Remains of WWII Marine to return Lebanon after being misidentified

Local News

LEBANON, Tenn. (WKRN) — A Lebanon, Tennessee, World War II veteran will finally return home after being misidentified following the Battle of Tarawa.

U.S. Marine Captain Glenn Walker was among the approximately 1,000 marines and sailors killed. 2,000 others were wounded.

At just 26-years-old Walker, who was also a company commander, was in the prime of his life.

“If he had finished the war as an officer in the marines and come back and completed his law degree – what his life might have been?” contemplated Lane Martin, a nephew of Capt. Walker.

Capt. Walker was a graduate of the University of Tennessee as well as a Harvard Law student when he went to war.

U.S. Marine Captain Glenn Walker

“It was a very bloody battle. It was at the island of Tarawa. It was one of the first major invasions of WWII in the pacific, and it was just a bloodiest is about the best way I know to describe it,” said Martin. “There were 1,100 marines were killed that day storming the beach.”

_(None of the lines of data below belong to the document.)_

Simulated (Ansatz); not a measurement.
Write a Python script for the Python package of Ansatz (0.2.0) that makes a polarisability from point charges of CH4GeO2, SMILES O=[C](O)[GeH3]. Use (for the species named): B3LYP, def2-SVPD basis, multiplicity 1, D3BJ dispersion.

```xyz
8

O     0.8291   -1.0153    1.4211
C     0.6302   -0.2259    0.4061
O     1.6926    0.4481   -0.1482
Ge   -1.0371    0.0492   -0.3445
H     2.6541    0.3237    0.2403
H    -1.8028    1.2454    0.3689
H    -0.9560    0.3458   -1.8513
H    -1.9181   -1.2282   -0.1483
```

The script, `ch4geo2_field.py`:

It was a three day battle that virtually annihilated the Japanese on the island.

At this point the U.S. was in a race against time. “In the chaos and aftermath of the day battle you had over 1,100 marines that were dead there, and they had to with the heat and all on the island, they had to quickly bury those 1,100 men,” Martin said.

After the war in 1946, the Marines attempted to recover those buried but a mix up brought the wrong World War II veteran 6700 miles to the wrong family.

“The retrieving of those bodies in 1946, they found his dog tags, but they associated them with someone else’s body, and they actually shipped that body back here to Lebanon, and that person is currently buried next to my grandparents, and to my mother and father,” Martin said.

In 2015, the DPAA, which is the office charged with finding and identifying missing U.S. service members, identified Capt. Walker’s remains in Hawaii. That’s when the search for the next of kin began.

“I thought it was a hoax,” Martin said. That was his initial reaction when the marines found him to let him know the news decades later.

“How tall is the person that you’ve got the body that you’ve have in Hawaii? and she said ‘he’s 67 and 3 quarter inches tall,'” Martin said. “I’ve been told all my life that he was just as tall as I am that he was about 6’4, and when she told me that it was just like a shiver ran over my body, and I thought that’s him they’ve found my uncle.”

A marine with the rank of Captain is expected to escort Walker’s remains to Lebanon with military honors the week of July 22nd.

A memorial service is planned for July 24th at Fairview Church in Lebanon followed by a burial at the Wilson County Memorial Park Cemetery.

The identity of the other marine remains unknown at this time.